Reordering colum breaks gradient


I created a function in a multimodal model, which is supposed to reorder columns based on their correlation
X1 and X2 are the embeddings of the two views.

Below is the function:

        def get_corr_idx(self,X1, X2, n_rows):
        corr_matrix = torch.corrcoef(torch.concat([X1.t(), X2.t()]))
        # take lower matrix without diagonal
        corr_matrix = corr_matrix[-n_rows:, :n_rows]
        # make matrix absolute cause we dont care about negative or positive correlation
        corr_matrix = torch.abs(corr_matrix)
        view1_idx = []
        view2_idx = []
        for i in range(0, n_rows):
            arg_max = torch.argmax(corr_matrix)
            row = arg_max.item() / n_rows
            row = int(row)
            column = arg_max.item() % n_rows
            corr_matrix[:, column] = 0
            corr_matrix[row, :] = 0
        a = torch.LongTensor(view1_idx).to(torch.device("cuda:0"))
        b = torch.LongTensor(view2_idx).to(torch.device("cuda:0"))
        X1_trans = torch.index_select(X1, 1, a)
        X2_trans = torch.index_select(X2, 1, b)
        return X1_trans, X2_trans

I think the problem here is that grad_fn of “a” and “b” is None, which breaks the gradient. Because of that, my model stops learning and the losses stagnate.

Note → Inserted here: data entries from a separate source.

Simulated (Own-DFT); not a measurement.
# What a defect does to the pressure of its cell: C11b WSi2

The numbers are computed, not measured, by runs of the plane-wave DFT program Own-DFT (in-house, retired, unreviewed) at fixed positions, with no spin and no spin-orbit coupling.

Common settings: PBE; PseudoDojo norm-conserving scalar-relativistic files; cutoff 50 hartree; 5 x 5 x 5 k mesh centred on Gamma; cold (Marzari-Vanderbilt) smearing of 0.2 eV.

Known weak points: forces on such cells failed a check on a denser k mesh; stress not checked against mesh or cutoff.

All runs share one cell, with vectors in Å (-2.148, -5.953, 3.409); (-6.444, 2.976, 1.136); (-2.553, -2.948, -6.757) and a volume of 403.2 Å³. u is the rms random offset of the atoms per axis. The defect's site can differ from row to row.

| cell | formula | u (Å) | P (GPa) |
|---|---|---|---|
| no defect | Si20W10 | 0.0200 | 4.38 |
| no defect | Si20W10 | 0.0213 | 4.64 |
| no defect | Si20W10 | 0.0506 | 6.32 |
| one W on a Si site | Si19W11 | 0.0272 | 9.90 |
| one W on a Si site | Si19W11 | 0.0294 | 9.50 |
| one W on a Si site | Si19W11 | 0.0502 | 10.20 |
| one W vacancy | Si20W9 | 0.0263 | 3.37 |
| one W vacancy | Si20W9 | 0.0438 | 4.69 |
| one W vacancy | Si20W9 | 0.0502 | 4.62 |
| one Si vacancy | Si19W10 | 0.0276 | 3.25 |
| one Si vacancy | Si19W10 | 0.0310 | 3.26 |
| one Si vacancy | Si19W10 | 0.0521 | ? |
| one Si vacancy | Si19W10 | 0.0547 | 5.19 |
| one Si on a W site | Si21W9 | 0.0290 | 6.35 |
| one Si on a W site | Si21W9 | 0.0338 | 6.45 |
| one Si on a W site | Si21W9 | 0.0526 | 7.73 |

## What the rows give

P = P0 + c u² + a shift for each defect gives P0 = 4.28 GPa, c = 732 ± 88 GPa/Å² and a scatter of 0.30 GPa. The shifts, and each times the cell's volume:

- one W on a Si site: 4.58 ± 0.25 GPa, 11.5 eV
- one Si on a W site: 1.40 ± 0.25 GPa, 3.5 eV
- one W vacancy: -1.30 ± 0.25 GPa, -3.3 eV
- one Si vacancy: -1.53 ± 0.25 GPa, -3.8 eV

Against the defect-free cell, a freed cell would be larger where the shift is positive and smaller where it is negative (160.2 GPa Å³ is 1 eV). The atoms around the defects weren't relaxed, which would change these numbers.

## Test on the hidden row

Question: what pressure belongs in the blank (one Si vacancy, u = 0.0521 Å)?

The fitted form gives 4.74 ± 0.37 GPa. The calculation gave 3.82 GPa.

Does anyone have an suggestion on how to do this?

Thank you.


it’s not about reordering.
When you call


you are reinstantiating the tensor and breaking the attached graph.
you can cast to long via maybe tensor.long()

In addition to what @JuanFMontesinos correctly pointed out, I’m also thinking about int(row) which makes row an int object.

That to say even if you use what Juan has suggested, (so that the data isn’t copied reinstantiating the tensor) that int object (row) shall anyway have no graph attached to it - graphs are for tensor objects only.
Makes sense?

Also, I do not fully know or understand your use-case, but here’s something -

you are constructing a and b as long type and also wanting them to have their requires_grad=True or something, essentially wanting them to be somewhere in the gradient calculation thing. But, from what I know only tensors of data type = float or some complex type can have their requires_grad=True.

Not very sure if this would cause any errors for your use case though.

Hoping it helps,